Sony's Sorrows: Japan's Iconic Brands Under Fire

By Coco Masters / Tokyo

Sony Corp's Chairman and CEO Howard Stringer at a press conference in Tokyo

When Sony ends production at its Ichinomiya plant sometime during the next five months, the company will be closing the book on a symbol of its golden age. For 40 years, the assembly lines at Ichinomiya, located southwest of Tokyo, have churned out products such as Trinitron TVs that helped make the Sony brand synonymous with quality and innovation in the minds of consumers worldwide. (See pictures of the history Japan's interaction with the world.)

But Sony, inventor of the portable music player and now known for digital cameras, LCD TVs and the Playstation game machine, has stumbled in recent years. With demand for electronics collapsing as the world sinks into recession, the company finds itself not only forced to shut down Ichinomiya, but also increasingly adrift from its glory days. Last week, Sony reported it fell into the red in its latest quarter and repeated its forecast for an operating loss of $2.9 billion in the year ending March 31, its first such loss in 14 years.

Sony isn't the only iconic Japanese brand that is taking a beating. Beset by a domestic economy in recession, a yen that is gaining strength, and evaporating sales, manufacturers that have long been considered best-in-class by consumers are reeling. Toyota, the world's No. 1 carmaker by sales and profitability, recently announced it expects to post its first operating loss in seven decades for the fiscal year ending March 31.

Indeed, quarterly results emanating from Japan Inc. last week sounded like a dirge: Honda Motor lowered its profit forecast for the fourth time this year; Panasonic, the world's largest maker of consumer electronics, is slated to post a loss of at least $1 billion in its current fiscal year its largest ever; Toshiba, one of the world's largest producers of memory chips, and computer maker NEC Electronics also forecast big losses.

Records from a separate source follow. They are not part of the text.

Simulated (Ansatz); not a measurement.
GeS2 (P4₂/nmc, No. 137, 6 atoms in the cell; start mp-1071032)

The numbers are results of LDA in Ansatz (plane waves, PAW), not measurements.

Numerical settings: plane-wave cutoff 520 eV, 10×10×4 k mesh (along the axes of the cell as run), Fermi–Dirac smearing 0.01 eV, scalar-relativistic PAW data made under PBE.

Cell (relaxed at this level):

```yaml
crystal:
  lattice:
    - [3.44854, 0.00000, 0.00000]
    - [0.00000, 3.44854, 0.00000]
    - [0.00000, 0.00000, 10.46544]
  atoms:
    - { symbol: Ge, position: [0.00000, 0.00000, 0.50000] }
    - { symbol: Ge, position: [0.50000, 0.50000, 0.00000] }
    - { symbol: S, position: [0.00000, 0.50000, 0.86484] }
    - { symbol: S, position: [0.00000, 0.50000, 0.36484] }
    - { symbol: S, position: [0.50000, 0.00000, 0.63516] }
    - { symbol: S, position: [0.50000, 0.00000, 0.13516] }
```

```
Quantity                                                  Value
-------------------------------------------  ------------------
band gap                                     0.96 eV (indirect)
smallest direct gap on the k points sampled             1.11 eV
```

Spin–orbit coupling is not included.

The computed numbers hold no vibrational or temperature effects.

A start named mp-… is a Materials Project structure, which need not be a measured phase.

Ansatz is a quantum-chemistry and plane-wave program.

Throughout Japan, managers are slashing production and restructuring to try to weather the economic downturn, which economists say could continue for the next two or three years. "Demand has been falling off a cliff since the collapse of Lehman Brothers," says Hiroshi Shiraishi, an economist at BNP Paribas in Tokyo. Shiraishi says that exports declined a "massive" 15% in real terms last quarter.

Meanwhile, the government on Friday reported industrial production at Japan's manufacturers plunged 9.6% in November, the largest month-to-month drop since Tokyo began measuring such data in 1953. "The problem is very serious," said Economy Minister Kaoru Yosano during a news conference. "It's impossible now to predict when the economy will hit the bottom."

Plunging industrial output is reflected by the radical steps manufacturers are taking to try to adapt to the sharp slowdown. NEC Electronics last week said it would eliminate 20,000 jobs at home and abroad, and cut costs by $890 million overall in the coming 24 months. Sony will close up to six factories and cut 16,000 jobs from its electronics divisions, to address what JPMorgan Securities analyst Yoshiharu Izumi called the company's "emergency situation." Panasonic, which recently bought a majority stake in Sanyo, is closing three plants.

But greater reductions may be needed as the global economic slump deepens. Toyota's plight illustrates the challenges faced by Japan Inc. The company recently achieved its longstanding goal of surpassing GM as the world's top automaker — only to run head-on into a recession far more severe than anyone anticipated. With its global sales down 4% last year, Toyota has already announced a management shakeup as well as plans to temporarily close factories for an additional 11 days over the next two months. The goal is to slash output to less than half the number of vehicles Toyota was producing at this time last year.

Analysts say that Toyota may need to reduce output even more as sales in the key U.S. market, where the company generates half its earnings, continue to plummet. In the last three months of 2008, the U.S. economy shrank at its fastest rate in 26 years; consumer spending fell 3.5% after dropping 3.8% in the third quarter.

About 40% of the cars Toyota sells in the U.S. are made in Japanese factories, and "due to significant yen appreciation, those exports are not profitable anymore," says Tatsuya Mizuno, an analyst at FitchRatings. It will take Toyota time to adjust its fixed costs, since it has spent the last several years investing aggressively to increase production capacity by about 500,000 vehicles per year in the U.S. "It's increasingly clear that the driving force [behind Toyota's recent growth] was really excess consumption in the U.S.," says Izumi of JPMorgan Securities, "And that's now unwinding."

Looking at Japan Inc. as a whole, BNP Paribas' Shiraishi expects production levels to hit bottom in the second quarter of this year and that a little recovery might be seen in the second half. Shiraishi adds that manufacturers could start growing again around 2012 when a wave of Japan's baby boomers reach age 65 and begin to spend their nest eggs. "They've been saving a lot to prepare for their retirement," says Shiraishi. "That could be a stabilizing factor for Japan." One catch, he says: they probably won't buy more cars and TVs.